Can you write a program to determine the causal order?

Mike Zyphur writes:

Kaggle.com has launched a competition to determine what’s an effect and what’s a cause. They’ve got correlated variables, they’re deprived of context, and you’re asked to determine the causal order. $5,000 prizes.

I followed the link and the example they gave didn’t make much sense to me (the two variables were temperature and altitude of cities in Germany, and they said that altitude causes temperature). It has the feeling to me of one of those weird standardized tests we used to see sometimes in school, where there’s no real correct answer so the goal is to figure out what the test-writer wanted you to say.

Nonetheless, this might be of interest, so I’m passing it along to you.

30 thoughts on “Can you write a program to determine the causal order?

  1. I’m missing something – why doesn’t that make sense. Temperature doesn’t cause altitude – so it must be that way around?
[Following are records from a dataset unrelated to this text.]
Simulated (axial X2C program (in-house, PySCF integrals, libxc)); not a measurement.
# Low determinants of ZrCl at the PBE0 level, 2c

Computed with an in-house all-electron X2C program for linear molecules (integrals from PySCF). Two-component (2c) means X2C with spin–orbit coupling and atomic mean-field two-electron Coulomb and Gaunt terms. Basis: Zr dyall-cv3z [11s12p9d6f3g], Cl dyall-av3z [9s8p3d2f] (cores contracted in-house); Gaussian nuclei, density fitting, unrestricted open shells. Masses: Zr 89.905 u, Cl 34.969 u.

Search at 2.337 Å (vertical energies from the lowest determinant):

  2. I saw a talk about the temperature vs altitude example. I could DEFINITELY be mis-remembering, but in that talk, they made certain assumptions:

    1) There is an independent variable, on which the other might depend upon.
    2) The dependent variable was a smooth function of the independent one, plus random noise.
    3) The noise was unimodal.

    Under those assumptions, A probably didn’t cause B in the example, since there would be a bimodality at A=130.

    It was a talk by Bernard Scholkopf at NIPS. I’m not really doing it justice here.

  3. The example seems totally straightforward to me, although I may be missing something.

    It’s very straightforward to manipulate either variable, and we can see if the other one responds:

    1. Going up in a balloon or a plane decreases the ambient temperature (“altitude causes temperature”).

    2. Turning on a heater or changing the albedo of an area doesn’t decrease altitude (“temperature doesn’t cause altitude”)

    Given those two facts, I’d be perfectly comfortable saying “altitude causes temperature.”

    What am I missing?

      • That’s fair, although many of the same processes would operate whether we lifted a thermometer in a balloon or whether we lifted the whole city.

        In fact, that experiment has basically been done already: lots of places have changed dramatically in altitude over time as mountain ranges and rift valleys have formed and worn down. After controlling for global climate changes over geological time, we consistently find that locations get colder when their altitude increases. During the mid-Cretaceous, when the Rockies didn’t exist yet, the spot on the map we call Denver, Colorado probably wasn’t any colder than the spot we call Lincoln, Nebraska. Smaller-scale “natural experiments” have been observed on human timescales as individual buildings and volcanoes increase in height.

        We also have mechanistic models that provide physical explanations for how weather and climate respond to altitude. In contrast, we lack mechanistic explanations for how temperature can affect altitude except in a few irrelevant cases (e.g. glaciers shrinking in height as the climate warms). These models are also consistent with the fact that daily, seasonal, and geological-scale variation in temperature doesn’t tend to raise or lower places appreciably.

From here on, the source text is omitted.